I'm looking into getting a generator for backup power, and perhaps to sell WVO generated juice back to the grid.
I figure if I can get 6KW into the grid, that's about a buck an hour. If I run it six hours a day, that's about 5 gallons of WVO, and about 4.50 worth of electricity. In theory it will pay itself off in a little over six months.
Myself, I would buy the genny for the reasons you want it and keep the hours down so it is in the best condition possible for when you need it.

In your payback calculation, did you take into account the cost of things associated with putting big hours on the thing like filters, oil and general maintenance? I think at $1 an hour, you'd be pushing it to break even, free fuel and all and what about the depreciation cost of running big hours up on the genny itself. If you have a problem with it, the time to recoup the repair costs may not pass before you need to do something else!

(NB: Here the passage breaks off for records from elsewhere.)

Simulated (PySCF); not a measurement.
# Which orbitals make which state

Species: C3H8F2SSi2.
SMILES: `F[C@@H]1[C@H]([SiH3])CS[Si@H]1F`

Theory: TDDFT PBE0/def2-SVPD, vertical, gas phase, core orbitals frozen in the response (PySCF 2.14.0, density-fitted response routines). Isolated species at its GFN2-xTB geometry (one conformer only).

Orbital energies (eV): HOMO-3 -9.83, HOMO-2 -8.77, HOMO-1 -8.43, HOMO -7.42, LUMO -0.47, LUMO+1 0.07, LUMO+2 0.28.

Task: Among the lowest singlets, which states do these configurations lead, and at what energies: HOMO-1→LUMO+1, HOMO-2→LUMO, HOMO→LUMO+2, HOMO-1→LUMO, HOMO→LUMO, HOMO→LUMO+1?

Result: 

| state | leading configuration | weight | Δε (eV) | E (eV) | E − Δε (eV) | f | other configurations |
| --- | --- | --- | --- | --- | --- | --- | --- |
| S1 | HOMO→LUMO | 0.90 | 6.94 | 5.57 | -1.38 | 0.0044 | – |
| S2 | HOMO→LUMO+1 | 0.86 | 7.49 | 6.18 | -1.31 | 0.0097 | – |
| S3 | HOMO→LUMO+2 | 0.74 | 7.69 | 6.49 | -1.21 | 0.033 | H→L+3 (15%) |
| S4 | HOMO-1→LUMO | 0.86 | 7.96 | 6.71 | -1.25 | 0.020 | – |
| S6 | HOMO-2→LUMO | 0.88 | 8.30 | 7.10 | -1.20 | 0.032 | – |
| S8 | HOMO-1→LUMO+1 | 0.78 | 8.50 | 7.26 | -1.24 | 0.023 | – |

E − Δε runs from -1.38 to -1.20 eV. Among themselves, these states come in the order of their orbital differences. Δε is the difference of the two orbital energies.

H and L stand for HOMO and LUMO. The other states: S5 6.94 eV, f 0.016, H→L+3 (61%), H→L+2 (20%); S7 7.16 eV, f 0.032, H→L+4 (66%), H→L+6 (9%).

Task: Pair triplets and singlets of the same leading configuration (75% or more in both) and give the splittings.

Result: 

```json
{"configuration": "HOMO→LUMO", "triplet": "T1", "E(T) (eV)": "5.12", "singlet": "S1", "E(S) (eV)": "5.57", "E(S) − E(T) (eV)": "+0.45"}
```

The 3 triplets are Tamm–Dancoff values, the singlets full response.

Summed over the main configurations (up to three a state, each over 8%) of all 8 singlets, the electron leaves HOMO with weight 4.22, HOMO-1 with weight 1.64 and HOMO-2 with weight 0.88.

I don't know what the situation is in your area but I'm guessing that there is a likelyhood that you could get a $1 a gallon just for the cleaned oil you would burn in the genny if you offered it for sale which would give you a return of $5 a day equivelent with no other costs or depreciation!

I think for minimal returns like that, it isn't worth while wearing your genny out let alone the hassle. Buy it, keep it for when you need it and sell the oil you would have burnt and recoup your investment that way.